LGM Review of Books: Silvia Federici and Arlen Austin, Eds., Wages for Housework: The New York Committee, 1972-1977: History, Theory, Documents
We too often forget about the diversity of feminism in the 1970s. Sure, it got largely reduced in the public and political realm to the Equal Rights Amendment and the right to an abortion, but it was so much more than that. Coming out of the maelstrom the 1960s, intense debates raged among feminists about the goals of the movement. Should it focus on the ERA? Or was that a something that basically concerned middle-class white liberal feminists (spoiler: largely, yes)? What about lesbianism? What about welfare rights, a major project for black feminists?
One strand of this diverse feminism was Wages for Housework, a movement in the U.S. led by Siliva Federici, an Italian activist who moved in the U.S. in the late 1960s for graduate school and who co-founded the International Feminist Collective. She then became the leader of the U.S. side of the Wages for Housework movement, an international set of activists focusing on liberating women from housework in part by paying them for that labor. This touched on many key themes of feminism, including the unspoken second job for women–working outside the home for wages and inside the home without wages–which had plagued women ever since they entered the industrial workforce. Correctly arguing that reproductive labor was the foundation of industrial work, it demanded proper compensation within this capitalist economy and lambasted the left for not taking these questions seriously. It was a lesbian-centered movement that argued that lesbians actually deserved even more compensation for their work because of the economic disadvantages that all women faced in the workforce, plus the psychic burden of homosexuality within a hetero-centric world. It called for direct action by women at the workplace and for women of color to start their own groups within the larger movement to focus on the issues that most mattered to them. It was strongly pro-sex work at a time when much of feminism was demonizing sex workers and seeking to ban pornography. It never had too many adherents, but it opened a store in New York and had a few chapters across the country.
Ultimately, Wages for Housework faded out by the late 1970s, as did so many radical movements, but Federici has remained an influential thinker and defender of her ideas to the present. So she, along Arlen Austin, who I believe is primarily responsible for the design, published the lovely Wages for Housework in 2017. This is Federici’s attempt at representing the history of her ideas through the republication of primary source material combined with a new introduction and some other short pieces explaining the movement’s goals. For most people, the real appeal here is going to be those primary sources. This is a good-looking book, especially for a book that is explicitly leftist and is unlikely to make a lot of money. Full color printing of old photographs, posters, newspaper articles, and other documents provide a fascinating archive of a too-often forgotten about movement. The book relives Wages for Housework in all its intellectually diverse splendor, including chapters dedicated to the movement’s branches, international conferences, family policy, welfare, and lesbian autonomy.

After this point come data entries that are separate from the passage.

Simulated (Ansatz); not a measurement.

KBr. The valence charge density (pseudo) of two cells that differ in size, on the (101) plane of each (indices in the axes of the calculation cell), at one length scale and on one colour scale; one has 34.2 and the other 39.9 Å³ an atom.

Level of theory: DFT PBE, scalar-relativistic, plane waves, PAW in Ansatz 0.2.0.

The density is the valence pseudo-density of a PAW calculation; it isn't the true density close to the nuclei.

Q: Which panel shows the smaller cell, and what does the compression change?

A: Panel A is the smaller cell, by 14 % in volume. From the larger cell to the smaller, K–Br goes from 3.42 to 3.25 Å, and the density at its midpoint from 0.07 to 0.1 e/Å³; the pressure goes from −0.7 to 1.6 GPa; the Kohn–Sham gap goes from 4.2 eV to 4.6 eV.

Backing all this up is Federici’s own writings from the 1970s and the present. She’s a full-fledged but accessible theoretician who continues to challenge the sexism at the heart of both capitalism and the left. She goes into great detail explaining how WFH was a response to the realities of feminism grounded in the process of capital accumulation and how housework reproduced labor for a capitalist system in a way that was not even recognized by many leftists at the time. WFH didn’t get too mired in policy details of precisely how much women should be paid or how this work–that really wasn’t the job of the women behind it. But Federici builds useful connections between her work forty years ago and Universal Basic Income advocates today, noting that more people are realizing that work is not the ticket to emancipation. Although I am not particularly a supporter of the UBI proposals floating around today, I certainly don’t believe that work leads to liberation. Moreover, no mainstream voices in labor and very few in feminism have ever articulated a meaningful response to Federici’s challenges or how to classify unpaid reproductive labor at all. Behind this reluctance is not just an intractable problem of conceptualization or implementation. It’s that the labor movement has traditionally had a huge sexism problem it has never fully faced up to and that mainstream feminism has a huge class problem that it also refuses to take seriously. Federici and the Wages for Housework activists attempted to challenge both and if it didn’t get too far, the challenge remains there for us to pick up today.
The only downside of this book is that it does really help to have some preexisting knowledge of Marxism and 70s-era feminism to quite get what Federici is talking about. That’s certainly fine for me and for many of you. But I picked this up as a possible book for my Protest and Resistance in America and I think it is a little above their heads without me doing more work on this specific movement than I have time to give to it. I might use a piece of it–after all the visuals are great and will really get the students thinking about feminism in a way they have not before, which is going to be important since 90 percent of the students enrolled in the course are women and if it is like last year’s version, a lot of people will be interested in #MeToo than anything else. But where this book would have its greatest value is in leftist reading groups where people are already thinking in these terms.
Overall, Wages for Housework is a tremendously useful book, one that makes Federici’s legacy easily available for the future and one that should get us thinking about the possibilities and limitations of contemporary feminism.